Jun 012017

Here is an interesting and very old blunderbuss – if it is as it seems it may be as early as the English Civil War (1642 – 1651) – certainly it is of a design that was current from about 1640 to 1670 at the latest as far as I can see – there can’t be many guns about from that date, so it may be something of a rarity and of significant historical importance – enough to keep one from ANY conjectural restoration work and anything but the most sensitive repairs !       Features that signify an early date are the general shape of the stock, the dog lock with flat plate and ‘teat’ tail, the sear pivoting on a vertical shaft, the barrel tang secured by a ‘nail’ from underneath, the ramrod pipe made from sheet and opened out to fix it and probably the key early feature – the cock secured by a post passing through the tumbler and pinned on the inside.  I’m not sure about the proof marks – London was using standard marks at that period but Birmingham was still 150 years from opening its first ordinance proof house – anything made in Commonwealth controlled parts   e.g London, would have used the Parliamentarian proof marks of a shield – I suspect that this has a private Birmingham proof mark along with the barrrel stamp E I T and another mark I cannot read.

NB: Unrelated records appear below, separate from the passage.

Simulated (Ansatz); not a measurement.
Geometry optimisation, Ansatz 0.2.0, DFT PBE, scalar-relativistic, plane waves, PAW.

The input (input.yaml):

Here are some photos ( taken with my travelling camera so not quite up to normal standard!)  – I’d welcome any ideas, particularly on the initials on the barrel stamp – they look like E I I or perhaps  E I T with a sun above.   One possibility for the maker is Edmund Truelocke (working 1660 – 1680?) with a shop in London.

The lock is held  in by 3 screws – an early feature.

Note absence of cock screw holding cock to tumbler – its pinned inside – see below.

Nail secures tang from underneath.

The trigger guard looks a little flimsy although they were often  made of flat strip and screwed onto the wood at that date, not inset.  

The trigger has been curled in a later way – a mistake.

There is a plain brass side plate that covers the whole flat – possibly original ?

From W Keith Neil and Backs  ‘ Great British Gunmakers 1540 to 1740’.  Note straight trigger and flat strip trigger guard.   The three screws taht hold the lock are in the same places, but this one has a slightly later (?) cock fixing.

  4 Responses to “17C Blunderbuss”

  1. EIT = East India Trading? Would be nice.

  2. Hi Tim.English lock 1640 to 1670, blunderbuss are unusual this early.the basic idea coming back to England from the low countries. (30 yr war).I haven’t got a copy but !For Commonwealth and Crown,
    English Gunmaker of the seventeenth century .by John.S.Cooper, may be helpful. Also illustration of
    these lock types in.Guns and Rifles of the world. by H.L Blackmore.

    • Hi Pete,
      My source for the dating was primarily Keith Neil & Back- ‘Great British Gunmakers 1540 to 1740’ which illustrates several similar locks, and a blunderbuss by W Phipps dated to 1660 that has a later lock with a screw holding the cock on but is otherwise very similar. The other books don’t have a lot to say. It’s possible that the lock and barrel are not contemporary, but it looks ‘of a piece’for the most part. Probably my only reservation with it is the condition of the lock – its more or less without corrosion on the outside. In general it does look unworn so maybe that is OK?
      (The 30 years War was 1618 to 1648 so could be made some time in the 1650s.)